Thursday, August 14, 2008

Music is like Math, Literature is like Statistics

This post by Andrew Gelman on a talk by De Veaux on why there are no six year old novelists and why the title of this post is true.

Another from his blog
I pretty much think that any idea in programming can also apply to statistics
implies that Statistics is like Programming. (Hence, Programming is like Literature. QED!)

I can certainly see the point of this comment
John's strategy of debugging by deleting code is a good heuristic within almost any paradigm. I apply it to almost all my writing, actually - if a sentence reads awkwardly, I try cutting it. If the paragraph still makes sense, I probably didn't need it that much
And this passage from The Structure and Interpretation of Computer Programs also brings out the relationship between being able to write and being able to code (emphasis added)
Our design of this introductory computer-science subject reflects two major concerns. First, we want to establish the idea that a computer language is not just a way of getting a computer to perform operations but rather that it is a novel formal medium for expressing ideas about methodology. Thus, programs must be written for people to read, and only incidentally for machines to execute. Second, we believe that the essential material to be addressed by a subject at this level is not the syntax of particular programming-language constructs, nor clever algorithms for computing particular functions efficiently, nor even the mathematical analysis of algorithms and the foundations of computing, but rather the techniques used to control the intellectual complexity of large software systems.

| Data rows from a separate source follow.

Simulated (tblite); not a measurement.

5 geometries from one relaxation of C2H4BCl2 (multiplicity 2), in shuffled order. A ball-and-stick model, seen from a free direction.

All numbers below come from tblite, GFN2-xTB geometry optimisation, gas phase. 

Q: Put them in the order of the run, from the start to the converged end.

Our goal is that students who complete this subject should have a good feel for the elements of style and the aesthetics of programming. They should have command of the major techniques for controlling complexity in a large system. They should be capable of reading a 50-page-long program, if it is written in an exemplary style. They should know what not to read, and what they need not understand at any moment. They should feel secure about modifying a program, retaining the spirit and style of the original author.